Chinese Green Tea: A Boundless World of Tea
No tea travels farther or is made in greater quantity than Chinese green tea.
From Wuzhishan in Hainan to Laoshan in Shandong, from the southeastern coast to the Yunnan–Guizhou Plateau, wherever tea is grown, green tea is present. It is not singular, but plural.
This gives it a unique power structure—distinct from other tea types:
Oolong tea is dominated by four centers: southern Fujian, northern Fujian, Guangdong, and Taiwan. Black tea has its classic regional styles—Qihong, Dianhong, Minhong, Chuanhong. Green tea, however, has no absolute center. Its power is decentralized: Zhejiang, Anhui, Jiangsu, Sichuan, Henan, Guizhou, Guangdong, Shandong, Hubei, Jiangxi, Shaanxi, Guangxi, Yunnan, Fujian, Hunan…
Any tea-growing region inevitably produces green tea.
Famous Green Teas Across China
On this boundless map, a succession of celebrated names has emerged.
West Lake Longjing enshrined “flat and smooth” as an aesthetic ideal.
Dongting Biluochun curls into spirals—fine hairs woven into the texture.

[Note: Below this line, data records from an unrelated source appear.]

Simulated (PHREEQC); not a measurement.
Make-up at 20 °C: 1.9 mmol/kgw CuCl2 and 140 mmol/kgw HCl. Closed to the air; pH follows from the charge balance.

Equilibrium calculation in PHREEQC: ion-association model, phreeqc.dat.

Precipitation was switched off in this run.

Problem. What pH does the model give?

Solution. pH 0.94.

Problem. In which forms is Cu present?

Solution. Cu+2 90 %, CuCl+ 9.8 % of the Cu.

Huangshan Maofeng: sparrow tongues, tipped with white down.
Liu’an Guapian discards stems and buds, staking everything on a single leaf.
Taiping Houkui presses two leaves and a bud into a dragon shape.
Anji Bai Cha, white in name only, bursts with amino acids—a new branch on the green tea tree.
Other notable examples include: Enshi Yulu, Emei Zhuyeqing, Nanjing Yuhua Tea, Xinyang Maojian, Duyun Maojian, Lushan Yunwu, Guzhu Zisun, Jingshan Tea, Yongxi Huoqing, Xiuning Songluo, Kaihua Longding, Wuyang Chunyu, Mengding Ganlu, Laoshan Green Tea, Rizhao Green Tea, Ziyang Maojian, Lingyun Baihao…
With each new name, the map expands. No other tea type boasts so many famous teas.
Local Teas: Hidden Gems
Yet these celebrated names are only the tip of the iceberg.
Beneath the surface are countless local teas that never make it into textbooks or leave their home regions. They have been drunk for centuries in a single county, a single village. Outsiders may never have heard of them, but locals cannot live without them. They, too, are Chinese green tea.
Guangdong Green Tea: A Rare Trait
Guangdong green tea, sold by the Chinese Tea Group, is one such example.
Its cultivars and processing logic are closer to Guangdong oolong than to Jiangnan green tea. Its shape, aroma, and flavor belong to a different aesthetic system. And it possesses a rare trait among green teas: it improves with age.
Stored for years, its astringency fades, the liquor deepens, the flavor turns from crisp to mellow. In a tea landscape where most greens are meant to be drunk fresh, Guangdong green tea charts its own timeline.
Limited in quantity, it cannot be widely distributed. Yet it sustains a stable circle of drinkers and collectors.
The Capacity of Chinese Green Tea
That is the capacity of Chinese green tea.
It makes room for West Lake Longjing, and for teas without a name.
It allows both drinking fresh and aging gracefully.